The Foreign Affairs Minister of Canada, John Baird, has admitted for the first time on Monday that the likelihood of reaching a “political solution” in Syria is becoming increasingly slim as the two-year conflict enters “a new dark chapter.” The current administration has so far remained overly reluctant while discussing chances of any type of military intervention in Syria, although reports of chemical weapon attacks last week have suddenly increased the growing pressure on the international community.
Among the top world powers that have already threatened retaliatory strikes through formal warnings in recent days are U.S., Britain and France. Leaders of these countries have also remained in touch with Prime Minister Stephen Harper and Baird over the weekend, in consequence of which Baird informed reporters in Toronto, that “Canada believes the only way to halt the bloodshed in Syria is through a political solution,” emphasizing later that “however, we understand that this solution is becoming more and more difficult as the crisis enters a very dangerous new phase.”
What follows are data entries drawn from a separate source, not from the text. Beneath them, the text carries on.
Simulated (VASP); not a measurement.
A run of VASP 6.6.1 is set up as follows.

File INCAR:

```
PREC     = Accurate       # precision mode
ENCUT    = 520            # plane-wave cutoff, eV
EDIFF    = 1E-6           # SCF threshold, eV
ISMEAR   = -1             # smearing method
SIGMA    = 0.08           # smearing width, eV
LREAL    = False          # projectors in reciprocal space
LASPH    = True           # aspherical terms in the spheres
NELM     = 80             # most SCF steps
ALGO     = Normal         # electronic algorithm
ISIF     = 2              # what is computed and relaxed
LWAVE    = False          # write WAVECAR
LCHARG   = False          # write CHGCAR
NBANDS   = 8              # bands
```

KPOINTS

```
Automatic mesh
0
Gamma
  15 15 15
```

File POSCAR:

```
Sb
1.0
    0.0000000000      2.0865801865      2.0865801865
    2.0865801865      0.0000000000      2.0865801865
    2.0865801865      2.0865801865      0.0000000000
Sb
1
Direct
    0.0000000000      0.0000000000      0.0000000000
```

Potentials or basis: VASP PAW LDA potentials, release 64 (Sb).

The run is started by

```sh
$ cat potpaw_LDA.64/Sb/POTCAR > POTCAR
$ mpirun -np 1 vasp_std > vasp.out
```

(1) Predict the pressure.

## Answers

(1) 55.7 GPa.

Baird stressed that the government is “incredibly outraged” to learn about the alleged use of chemical weapons, resulting in deaths of at least 300 men, women and children last week. He mentioned in a stated that “such an attack demands a firm response from the international community,” while threatening that Canada will work “in lockstep” with its allies. Regardless of recently surviving a sniper attack, the United Nations inspectors are on the ground in Damascus on Monday in order to investigate whether chemical weapon were used and by whom.